Strange Loop

Predictive Load-Balancing: Unfair but Faster & more Robust

Traditional load-balancing strategies like round-robin, random, or least-loaded work well for naive cases but are sub-optimal in the presence of unevenly loaded servers. For Internet-scale services, better load balancing strategies are crucial to enabling highly available and low latency experiences for customers. Building on technologies and experiments from Netflix, we will present the theory and results of a novel approach called "predictive load balancing".

Our approach includes an efficient way to compute latency statistics of servers over a moving window. We combined concepts from game theory (utility function) and queuing theory (Erlang's instantaneous traffic) and stats from servers to be able to predict latency and react before a server becomes latent. This removes the tail latency issue and mitigates the impact of background tasks like garbage collection.
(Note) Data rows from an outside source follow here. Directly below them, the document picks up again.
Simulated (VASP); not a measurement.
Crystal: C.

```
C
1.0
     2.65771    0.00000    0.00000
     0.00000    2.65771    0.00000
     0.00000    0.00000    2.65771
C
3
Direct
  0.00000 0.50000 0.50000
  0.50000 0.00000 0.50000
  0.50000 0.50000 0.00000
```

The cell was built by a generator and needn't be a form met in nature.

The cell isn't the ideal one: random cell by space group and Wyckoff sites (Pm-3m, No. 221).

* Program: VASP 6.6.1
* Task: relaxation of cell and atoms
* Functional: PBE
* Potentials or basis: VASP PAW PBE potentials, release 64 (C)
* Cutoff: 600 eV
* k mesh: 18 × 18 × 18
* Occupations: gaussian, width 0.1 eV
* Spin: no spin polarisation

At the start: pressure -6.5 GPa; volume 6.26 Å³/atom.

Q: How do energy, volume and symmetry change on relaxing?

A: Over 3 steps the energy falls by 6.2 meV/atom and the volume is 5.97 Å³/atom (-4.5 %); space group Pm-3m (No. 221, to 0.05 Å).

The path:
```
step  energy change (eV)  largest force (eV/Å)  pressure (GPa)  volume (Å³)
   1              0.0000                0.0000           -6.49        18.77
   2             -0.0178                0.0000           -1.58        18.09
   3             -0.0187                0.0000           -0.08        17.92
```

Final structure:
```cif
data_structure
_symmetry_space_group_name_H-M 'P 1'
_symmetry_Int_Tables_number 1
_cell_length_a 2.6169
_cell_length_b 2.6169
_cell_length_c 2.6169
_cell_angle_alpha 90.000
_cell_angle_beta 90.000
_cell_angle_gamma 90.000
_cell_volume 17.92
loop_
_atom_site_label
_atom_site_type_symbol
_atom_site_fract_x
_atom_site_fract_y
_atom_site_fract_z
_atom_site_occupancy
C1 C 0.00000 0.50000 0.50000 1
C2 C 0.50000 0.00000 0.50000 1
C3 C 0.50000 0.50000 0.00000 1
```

Beyond that, this innovative approach allows balancing the load across sets of heterogeneous servers/containers without noticeably affecting the perceived latency distribution. We are in the early days of this theory, but this could drastically change the way we design large distributed systems.

Steve Gury

Steve Gury


Steve Gury works on the Edge-platform team at Netflix, responsible for building the platform of API/Edge, one of the critical pieces of our infrastructure. Before Netflix, he spent four years at Twitter where he was an engineer, later tech-lead of the team responsible for the Finagle library. Steve enjoys using new approaches and designing new algorithms to solve distributed system limitation. He received two MS in Computer Science and Control Theory from École des Mines, France.